I am trying to get my mind off this, because I just got home from a terrific Little League game in which my grandson's team SMOKED the competition and won the trophy. I guess I shouldn't have watched the Dateline I recorded from last night, because the scheduled show had been pre-empted by coverage of what happened in Orlando.
The show had been thrown together in a hurry and the seams showed, but what really irritated me was the utter, total bafflement and bewilderment everyone expressed at the "causes" of all these mass shootings (not just terrorist-related ones, but ALL of them - the whole litany of them, they kept going over and over them, even showing little flags stuck on maps).
Everyone talked around and around the issue, and there was a lot of hand-wringing as well as a lot of bombast about holding our heads high and not being afraid of evil, etc. etc. (and subtle, though denied fingerpointing at Muslims), but NOT ONCE did ANYONE mention gun control and the fact weapons are so unregulated and ridiculously easy to attain in the USA. They kept droning on and on about America's atrocious record regarding mass shootings, but STILL did not make the connection to lack of regulation of firearms and a "gun mentality" based on the ludicrous notion of a "second amendment". In fact it was a complete and total disconnect.

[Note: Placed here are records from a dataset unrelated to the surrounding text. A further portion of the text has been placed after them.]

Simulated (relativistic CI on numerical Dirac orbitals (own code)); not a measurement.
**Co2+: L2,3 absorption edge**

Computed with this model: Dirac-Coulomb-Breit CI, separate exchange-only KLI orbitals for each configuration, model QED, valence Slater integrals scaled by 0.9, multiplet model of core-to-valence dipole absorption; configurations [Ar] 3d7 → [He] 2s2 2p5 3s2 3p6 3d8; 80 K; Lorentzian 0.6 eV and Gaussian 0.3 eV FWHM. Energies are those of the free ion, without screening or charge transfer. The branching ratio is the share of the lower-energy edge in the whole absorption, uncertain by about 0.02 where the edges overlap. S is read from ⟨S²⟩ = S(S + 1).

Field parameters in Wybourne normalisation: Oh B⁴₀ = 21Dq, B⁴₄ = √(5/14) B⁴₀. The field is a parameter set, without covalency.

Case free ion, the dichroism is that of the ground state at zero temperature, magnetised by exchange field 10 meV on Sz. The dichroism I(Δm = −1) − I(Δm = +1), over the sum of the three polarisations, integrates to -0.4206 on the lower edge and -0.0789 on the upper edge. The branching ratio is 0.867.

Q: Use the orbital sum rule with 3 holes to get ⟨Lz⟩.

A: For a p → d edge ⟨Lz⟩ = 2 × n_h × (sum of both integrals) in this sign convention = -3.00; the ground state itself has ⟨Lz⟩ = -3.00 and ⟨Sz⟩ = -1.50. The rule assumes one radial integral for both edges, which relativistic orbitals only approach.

What do mass shootings have to do with gun control? Those concerns are for the PBS crowd - rarefied intellectuals who don't know enough to keep a gun in their bureau drawer (and another one in the closet, and another one in the refrigerator, and a few out in the garage and in the basement) for "home defense" and "security". Those concerns are for people who are basically out of touch with reality. The only way to fight gunfire is with gunfire! If all those people in the nightclub had been armed, by God. . .
I don't know how it is for the average American, if there is such a thing, but I have to tell you that I don't think I have ever seen a gun, not in person. I've certainly never touched one, and the only person I've ever known who owned guns collected antique rifles that he never fired. Thus, to me, a Canadian, guns should be relatively invisible.
But it's the other way around.
By the end of the Dateline special my head was spinning around and around. Their mentality existed across a very deep, wide gulf of misunderstanding - in fact, a yawning chasm - and these were *news* people, seasoned reporters like Keith Morrison and Tom Brokaw, and terrorism experts who have even written books about the subject (and thus know everything about it). I swear to you, they looked directly at the problem, stared it right in the face, and didn't see it.